Posted on Sep 28, 2015 in Beck, clichés, crime fiction | 2 Comments

Time for some more crime fiction clichés. Last Saturday’s episode of Beck began with a gangster and his family narrowly escaping being shot. Later, at home at night, he is an easy target standing next to a picture window in a well-lit room and is picked off by a sniper. Surely closing the curtains or blind was an obvious precaution to take?

Here’s one suggested by my friend Dorte on Facebook: she says that every time she and her husband see someone walking a dog, they know a body is about to be discovered. Yes!

Sarah Rayne is tired of the police officer who arrives at the crime scene and says, ‘OK, what have we got here?’ I’ll add that I wish I had a fiver for every time I’ve heard him or her say ‘Listen up!’ back at the station.

And what about this one? The plain clothes officers are in a car waiting for a suspect to show up. When he arrives, they get out and they start running after him BEFORE he has spotted them, thus alerting him to their presence.

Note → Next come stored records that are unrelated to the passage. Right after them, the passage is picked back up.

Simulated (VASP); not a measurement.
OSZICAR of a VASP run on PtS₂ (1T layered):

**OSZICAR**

Here is one that was fresh when it was first used, but now we can see it coming: exterior shots of the police closing in on a building alternate with interior shots of the villain about to dispatch a victim. We are meant to assume it’s the same building, but when the police burst in, the place is deserted: they were different buildings.

It’s not easy within the parameters of the genre to find original ways of doing things, I know that and I sympathize, but the best writers do find ways.

2 Comments

  1. Sue Hepworth
    October 5, 2015

    Oh yes! When the detectives start running before they have been spotted! That happens a lot in the early US Law and Order.